Notes

n.1Mahāpratisarā (so sor ’brang ba chen mo, Toh 561). See The Great Amulet .

n.2The Great Amulet, 1.134.

n.3For further details and references, see Hidas 2010, especially note 72.

n.4Hidas 2021, p. 27, item 20(c) in Cambridge University Library Ms. Add. 1680.8.1. The dhāraṇī is also transmitted elsewhere; see pp. 150, 154, 232–33, and 235.

n.5The unique manuscript transmitting this text is currently being studied by Szántó for a forthcoming publication, Buddhism for Beginners II: The Mañjukīrti Corpus. The current location of the manuscript is not known with certainty. It was first seen and identified by Rāhula Sāṅkṛityāyana at Ngor Monastery; see Sāṅkṛityāyana 1935, p. 32. We are reading the text from the photographs kept at the Niedersächsische Staats- und Universitätsbibliothek, Göttingen, shelf number Xc 14/50; for the catalog entry, see Bandurski 1994, pp. 86–87. Little is known of the author; the manuscript is undated but was most likely copied in Magadha during the twelfth century. The dhāraṇī can be found on folio 7 verso within the context of installing caityas. A somewhat carelessly produced edition of the text has now been published in Dhīḥ: Journal of Rare Buddhist Texts Research Unit 62 (2022): 89–150. The dhāraṇī is on p. 103.

n.6Unpublished, incomplete manuscript, currently at National Archives Kathmandu, showcase 3/7, read from the microfilm images of the Nepal-German Manuscript Preservation Project, reel no. A 1165/7. Little is known of the author; the manuscript is undated but was probably copied in Bengal during the thirteenth century. No Tibetan translation is known. The dhāraṇī can be found on folios 33 recto–33 verso.

n.7byang chub kyi gzhung lam (Toh 3766). See folio 120.b for the dhāraṇī. This text heavily depends on Mañjukīrti.

n.8Note that there is a discrepancy among various databases for cataloging the Toh 944 version of this text within vol. 100 or 101 of the Degé Kangyur. See Toh 944, n.­8, for details.

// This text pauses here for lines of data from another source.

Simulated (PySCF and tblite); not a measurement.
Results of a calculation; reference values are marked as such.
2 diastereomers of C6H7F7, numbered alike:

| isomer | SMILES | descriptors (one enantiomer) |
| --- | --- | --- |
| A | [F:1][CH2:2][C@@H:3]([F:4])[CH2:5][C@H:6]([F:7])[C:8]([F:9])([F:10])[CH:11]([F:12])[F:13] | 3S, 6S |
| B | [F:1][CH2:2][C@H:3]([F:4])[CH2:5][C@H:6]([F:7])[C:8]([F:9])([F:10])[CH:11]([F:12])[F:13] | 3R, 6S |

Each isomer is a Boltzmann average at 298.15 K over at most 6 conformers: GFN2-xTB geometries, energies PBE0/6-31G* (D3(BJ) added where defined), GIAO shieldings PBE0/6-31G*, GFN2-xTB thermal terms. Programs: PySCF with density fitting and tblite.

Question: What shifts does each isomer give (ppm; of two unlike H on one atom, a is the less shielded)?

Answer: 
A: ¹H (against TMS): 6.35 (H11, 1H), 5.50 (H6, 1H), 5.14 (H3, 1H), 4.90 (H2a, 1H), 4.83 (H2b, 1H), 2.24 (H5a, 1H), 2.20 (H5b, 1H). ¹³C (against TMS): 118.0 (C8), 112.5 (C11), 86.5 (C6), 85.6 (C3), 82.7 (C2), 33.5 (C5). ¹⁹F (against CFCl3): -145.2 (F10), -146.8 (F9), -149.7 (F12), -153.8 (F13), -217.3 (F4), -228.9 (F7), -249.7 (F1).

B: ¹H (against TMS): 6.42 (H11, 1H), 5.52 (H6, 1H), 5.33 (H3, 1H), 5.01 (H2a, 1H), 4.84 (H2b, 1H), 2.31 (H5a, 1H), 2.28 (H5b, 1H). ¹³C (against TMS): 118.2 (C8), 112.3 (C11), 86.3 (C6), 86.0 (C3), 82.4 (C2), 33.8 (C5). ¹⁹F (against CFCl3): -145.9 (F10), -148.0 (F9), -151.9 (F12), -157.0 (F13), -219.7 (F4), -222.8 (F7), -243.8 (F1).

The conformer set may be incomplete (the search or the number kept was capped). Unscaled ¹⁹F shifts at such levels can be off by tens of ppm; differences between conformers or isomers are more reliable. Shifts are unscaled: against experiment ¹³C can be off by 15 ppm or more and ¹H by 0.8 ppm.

n.9This word is omitted in Mañjukīrti.

n.10A tentative translation is as follows: “Homage to all buddhas whose teaching is unopposed. Oṁ O Amulet holder, O One with a Vajra, O Great Amulet hūṃ hūṃ phaṭ phaṭ svāhā.”

n.11Instead of what we translate here as “to uphold” to capture the ambiguity of the original, Tatakaragupta, when discussing a similar dhāraṇī said to encapsulate The Perfection of Wisdom in One Hundred Thousand Lines (see The Dhāraṇī of “The Perfection of Wisdom in One Hundred Thousand Lines ,” Toh 576/932), is more explicit when he replaces the verb with kaṇṭhasthīkṛ (“to place it in one’s throat”), which is the Sanskrit idiom for “to learn by heart.” He also spells out the benefit as the “meritorious karmic fruit” (puṇyaphala) of memorizing the parent text. This sentence is then followed by a fascinating short discussion, which merits to be quoted in full: “Surely, this is an exaggeration! No, one should not say this. For countless thus-gone ones have empowered this dhāraṇī to serve as a method for gaining the equipment of merit for women, immature people, and simpletons, as well as for learned people whose minds are confused, just like the pole of a snake charmer[, which is preprepared by the expert snake charmer to be effective even when he is no longer present,] for removing poison; however, it is not a method for gaining the knowledge conveyed by The [Perfection of Wisdom in] One Hundred Thousand Lines. This should be understood to apply in other cases [i.e., where the text is abbreviated into a dhāraṇī] as well” (nanv atyuktir eveti. na caitad vaktavyam. yataḥ strībālamūrkhān paryākuli­tamatīn paṇḍitān praty api puṇya­saṃbhāra­sādhana­tvenāsaṃ­khyeya­tathāgatair adhiṣṭhi­teyaṃ dhāriṇī, yathā viṣahara­tvena gāruḍikaṃ stambhaḥ; na tu lakṣāprati­pāditajñāna­sādhana­tvena. evam anyatrāpi boddhavyaḥ). In his note to this dhāraṇī, he reiterates the point about “to uphold” meaning “to memorize” and promises as the reward the fruit of reciting the text (pāṭhaphala).